The end of August and most of September passed by in a whirl of phone calls, paperwork signatures, and bottomless cardboard boxes. It is said, September is a great time for making new starts, which I hope bodes well for us. All this stress and frantic activity is down to one little (actually rather big) thing; we moved home.
It is over 3 weeks now since our first night in the new place, and it has taken nearly that long to sink in. Leaving behind my childhood stomping grounds and the 1st floor flat we rented in the middle of a crowded housing estate, we have escaped to the countryside! In reality, we have moved from the lovely market town of Midhurst, 5 miles down the road to the village of West Dean, just north of Chichester, in the beautiful Lavant Valley. A short distance as the crow flies, but it feels a world away.
Our new flat is within row of flint and brick cottages, over looking a shared green. The neighbouring rows are new builds, erected since the millennium, but sympathetically styled. Our row carries a very worn date brick that reads 1810, if you catch the shadows in the right direction. The giant cherry tree in the centre of The Green must be of similar vintage, its vast heavy boughs will be a cloud of blossom in the spring I’m told. Around this venerable cherry are other trees; apples, plums, pears and walnuts, a shared bounty ripe for the plundering. At the rear of the property, brambles that resemble small trees themselves, obscure the boundary of the garden. A challenge that will keep us warm on several frosty autumn weekends.
Whenever I drive out of the end of the lane, I wish I never had to leave. When I come home, pull up under the trees and switch off the car, I sit for a moment or two and let the sudden peace wash over me. A wholesome soundtrack of wind in leaves, pheasants in the fields, a neighbour chopping logs in their garden.

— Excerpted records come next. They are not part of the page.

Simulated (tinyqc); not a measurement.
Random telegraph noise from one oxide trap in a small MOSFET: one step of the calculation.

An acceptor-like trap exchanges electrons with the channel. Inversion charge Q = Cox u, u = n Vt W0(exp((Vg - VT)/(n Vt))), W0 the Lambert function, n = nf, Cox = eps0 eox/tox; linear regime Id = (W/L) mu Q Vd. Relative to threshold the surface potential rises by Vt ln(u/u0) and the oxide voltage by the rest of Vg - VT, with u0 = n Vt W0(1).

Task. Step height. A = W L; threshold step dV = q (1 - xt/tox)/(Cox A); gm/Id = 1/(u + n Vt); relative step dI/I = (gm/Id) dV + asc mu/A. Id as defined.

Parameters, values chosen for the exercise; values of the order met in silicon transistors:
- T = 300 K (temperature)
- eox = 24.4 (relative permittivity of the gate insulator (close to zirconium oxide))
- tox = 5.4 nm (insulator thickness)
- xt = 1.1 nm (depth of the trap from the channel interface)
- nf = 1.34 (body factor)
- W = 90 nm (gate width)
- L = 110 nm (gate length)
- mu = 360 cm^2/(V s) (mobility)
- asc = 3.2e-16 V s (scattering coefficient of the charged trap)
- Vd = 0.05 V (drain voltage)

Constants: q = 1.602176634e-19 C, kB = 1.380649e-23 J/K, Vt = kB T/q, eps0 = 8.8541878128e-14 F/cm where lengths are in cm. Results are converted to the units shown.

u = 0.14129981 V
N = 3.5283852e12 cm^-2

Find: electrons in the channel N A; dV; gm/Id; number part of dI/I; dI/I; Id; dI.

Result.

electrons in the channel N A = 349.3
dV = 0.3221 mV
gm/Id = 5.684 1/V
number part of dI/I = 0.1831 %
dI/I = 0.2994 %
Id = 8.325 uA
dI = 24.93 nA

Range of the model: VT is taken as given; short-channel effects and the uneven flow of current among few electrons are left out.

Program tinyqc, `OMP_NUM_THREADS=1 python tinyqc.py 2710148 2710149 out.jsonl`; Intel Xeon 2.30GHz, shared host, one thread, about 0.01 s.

The effect of our move finally hit me one sunny and windy day near the end of September.
It was one of those glaring September days, all pure white light and whipping wind. The bright sun, autumn low, threw everything into stark contrast, forcing you to squint to see anything at all then suddenly dipping behind a cloud or tree and the resulting shade was all detail, movement, and texture. It was not a day for staying indoors. The temperature was caught and tossed between the decision of wearing a coat and hat, or not; warm in the sheltered sun if working or walking, but the wind has a stormy bite to it. I opted for my blue ‘Paddington bear’ style duffle coat, with its wooden toggles and soft hood.
A few hundred yards from our new home, steps climb up from the lane, behind the village school, to the eastern halt of the Centurion Way. This disused-railway-line-come-cycle-path runs from West Dean to the cathedral city of Chichester, (or Chichester to West Dean if you prefer). The great thing about the wide, level, flat, easy walking of a cycle path is that it means one rarely has to worry about looking down at ones feet and risk missing something of value in the scenery all around. And on a sublime September early-afternoon such as this, there is so much to be seen.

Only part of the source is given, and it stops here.